So as far as i understand they are nearly same per sprite but eventhough its good to learn their speed is nearly same per sprite my problem is unnecessary usage of vram. Currently i have 100000 particle in the scene which are using billboarding. And in vertex buffer for each particle i create 4 vertex struct and all of them have same data(speed, position(center for billboarding), lifetime) other than their texture coordinate and i use this to find which corner i'm currently working in vertex shader. In one of the replies spek mentioned with geometry shader just sending single point(which is center point i believe as you do with default directx functionality) is enough. So i think what i'm trying to solve here is more of a resource management problem than a speed problem.
If you're putting data into a VBO you are using VRAM just like textures do, in fact the memory used by VBOs and textures are interchangable in DX11 (and probably DX10) because they are just buffers. You can have the data in a VBO and then bind the VBO as a texture by creating an appropriate DX11 ResourceView for it.
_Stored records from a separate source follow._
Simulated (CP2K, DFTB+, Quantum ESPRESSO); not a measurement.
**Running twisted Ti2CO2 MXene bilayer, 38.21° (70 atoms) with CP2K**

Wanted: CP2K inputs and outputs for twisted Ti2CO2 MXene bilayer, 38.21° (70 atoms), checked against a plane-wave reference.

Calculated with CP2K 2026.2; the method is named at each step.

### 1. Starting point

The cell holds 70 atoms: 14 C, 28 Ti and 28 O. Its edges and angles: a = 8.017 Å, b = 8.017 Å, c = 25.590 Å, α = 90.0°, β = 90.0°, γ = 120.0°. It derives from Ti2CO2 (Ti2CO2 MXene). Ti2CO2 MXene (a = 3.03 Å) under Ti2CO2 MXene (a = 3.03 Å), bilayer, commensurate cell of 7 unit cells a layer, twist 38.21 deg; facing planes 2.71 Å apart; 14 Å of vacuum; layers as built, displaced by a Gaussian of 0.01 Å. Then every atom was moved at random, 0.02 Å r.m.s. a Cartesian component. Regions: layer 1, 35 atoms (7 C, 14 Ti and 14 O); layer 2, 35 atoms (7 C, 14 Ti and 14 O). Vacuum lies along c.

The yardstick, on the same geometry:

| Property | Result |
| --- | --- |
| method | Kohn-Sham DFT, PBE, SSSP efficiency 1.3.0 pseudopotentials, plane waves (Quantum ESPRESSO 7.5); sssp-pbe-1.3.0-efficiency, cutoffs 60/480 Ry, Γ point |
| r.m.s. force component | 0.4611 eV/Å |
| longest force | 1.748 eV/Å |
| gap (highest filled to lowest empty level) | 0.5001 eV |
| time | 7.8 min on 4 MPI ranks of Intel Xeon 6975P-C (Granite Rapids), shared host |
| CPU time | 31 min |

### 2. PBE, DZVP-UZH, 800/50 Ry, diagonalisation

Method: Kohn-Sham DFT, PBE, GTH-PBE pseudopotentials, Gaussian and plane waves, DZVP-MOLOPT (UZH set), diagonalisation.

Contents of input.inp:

In my case, the VBO for the particle effect contains two streams:
A stream that defines the shape of a single particle via the sprites texture coordinates. So thats 4 float2s, which are stored in a 16-bit normalised type, so thats 16 bytes total.
A stream that defines the index of the particle within the texture-mapped data. Thats a single int32 per sprite. Could be a smaller type quite easy too. In the vertex shader that int32 is turned into a texture coordinate (a base offset into the texture is provided as a shader parameter)
The VBOs are rendered using Instanced renderering, so the tex-coords are set as the model stream, and the index is set as the instance stream.
All other data is kept in textures, for my case. If i need to setup particles explicitly and individually, i draw into the textures using pointsprites. But for the most part, i've found that any operation i do on one particle, i can run on all particles within the texture.
[quote name='Digitalfragment' timestamp='1311756500' post='4841009']
Does it matter if you run the shader for a particle that is dead? If you do run it, you have a better idea of what your worst case scenario performance is going to be when you suddenly have every particle alive at once.
In the texture example i gave, a channel would be devoted to the time at which a particle spawned. You would kill a particle by drawing the equivelant of float_max, thereby the particle hasnt spawned yet.
Lets say we have 2 kinds of particles and our computer can handle 10 particle at a time. So when we add a new particle after 10 particles fps starts to drop. And first we create vertex buffer which contains 10 particle for first kind of particle. And for some reason we want to add second kind of particle lets say 5 of it and it is not problem to remove some of the first kind particles. In this case we exceed our limit. How should we solve this. Should we create new vertex buffer of first kind and copy 5 of the old buffers data and remove old buffer or it is enough to just draw 5 of them outside the view. Actually i'm not having this problem right now since i
started my game just 2 months age i don't have much in it yet. But i wanted to learn how should i approach in case i use other particles than my snow particles(which i am planning to use
).
[/quote]
Ignoring GPU and talking about writing a fast CPU implementation, you really should keep all of your data across all of your particles relatively contigious. If you have many buffers of particle data allocated seperately, then you will thrash your cache when you switch between them for processing. Here, its worthwhile working out an complete upper bound for the number of particles you can have live within the entire scene, and having the individual effects allocate/deallocate particles from within that one pool. A SOA (structure of arrays) approach as opposed to an AOS (array of structures) approach helps cache coherancy and promote the use of intrinsic optimized math. For example:
fixed_vector<vec3> all_positions, all_velocities;
fixed_vector<float> all_lifetimes;
resizable_vector<int> eachEffects_startIndex, eachEffects_particleCount;
So here, each effect instance is effectively a subregion of the position, velocity & lifetime pools. You've now just set a budget for your particle systems that it cannot exceed mid game and risk running out of video memory. A management system would be responsible for defragmenting the pools when particles die, and also placing per-effect restrictions on spawning based on the CPU load.
Going back to the GPU side now. Those pools can, in your case, be packed into a single VBO and the draw call for each effect just directly use the startIndex and particleCount from the "eachEffects" arrays. In my case, those fixed_vectors are channels in textures, and the startIndex/particleCount are used to share the textures between multiple instances of effects. Creating many different vertex buffers causes pretty much the same thrashing problems that creating many memory allocations in system memory does - not only on the GPU itself, but in the requirement now on the CPU to switch vertex buffers between draw calls.
Because i'm using textures to store the data, which are rendertargets, I never have to upload the memory from CPU to GPU. Zero memory bandwidth cost. I never need the individuals data back on the CPU either, so its VRAM only - where as a dynamic VBO might very well exist in system memory & vram simultaneously.